The Future of Photojournalism

The American press is on suicide watch as Frank Rich declared earlier this year. With the fold of major print media outlets, like Rocky Mountain News, and the Seattle P-I and the bankruptcy of the chain that owns the Los Angeles Times and the Chicago Tribune, it seems that the predictions of the EPIC 2014 slideshow are right and that Frank Rich is, too.

So why would a photojournalist say: "As long I as I am alive, newspapers will be, too"?

Yet this was the battlecry of photographer Michel du Cille, who I had the pleasure to hear speak last Saturday at the Bellingham Visual Journalism Conference. Du Cille is a three-time winner of the Pulitzer Prize (one for his work documenting crack cocaine addicts in Miami) and the assistant managing editor for the photography at The Washington Post. He gave a nice talk elucidating a bit of history for visual journalists and I am hoping he won't mind that I re-present some of his thoughts here.

In 2004, Du Cille had 32 photographers working for him at The Washington Post. Today, The Post is down to 15. He got choked up about his colleagues who lost their jobs but also agreed with Rich that part of these wounds were self-inflicted. He seemed to say that journalists had a duty to cover the most important stories and work for the people (often in direct conflict with profit).

He explained that newspapers may not look and feel how they used to, but that they would exist. However, he gained 5 videojournalists, 5 multimedia editors, and some technicians. If anything, they are getting MORE visual. It's just a different type of visual.

In the 1880s, the Washington Post began running a few images using woodcut drawings. In1880, the New York Daily Graphic published the first half tone photograph.

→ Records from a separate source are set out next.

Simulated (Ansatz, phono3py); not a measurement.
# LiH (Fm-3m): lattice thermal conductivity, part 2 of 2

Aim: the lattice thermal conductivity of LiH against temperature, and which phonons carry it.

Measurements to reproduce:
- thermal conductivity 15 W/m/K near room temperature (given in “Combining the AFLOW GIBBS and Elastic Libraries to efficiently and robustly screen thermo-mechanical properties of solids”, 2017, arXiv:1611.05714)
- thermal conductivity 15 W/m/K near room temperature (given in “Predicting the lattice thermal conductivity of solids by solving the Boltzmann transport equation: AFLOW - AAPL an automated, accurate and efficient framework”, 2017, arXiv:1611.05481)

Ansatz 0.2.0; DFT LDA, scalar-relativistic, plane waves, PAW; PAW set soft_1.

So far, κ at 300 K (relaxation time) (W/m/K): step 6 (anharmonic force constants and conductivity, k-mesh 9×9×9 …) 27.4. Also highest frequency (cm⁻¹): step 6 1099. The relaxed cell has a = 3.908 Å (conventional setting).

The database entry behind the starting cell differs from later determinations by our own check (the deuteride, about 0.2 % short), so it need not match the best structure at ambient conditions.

Then he showed this clip from 1981 on the future of news (which Frank Rich also referenced):

A friend and editor recently told me he couldn't wait to get his New York Times on a newspaper-sized Kindle, which got me imagining one day owning a tablecloth that each morning uploaded the Times. I could eat and pull the articles toward me, iPhone style.

"The newspapers we love will prevail," said Du Cille, which seemed part assurance, part self-reassurance.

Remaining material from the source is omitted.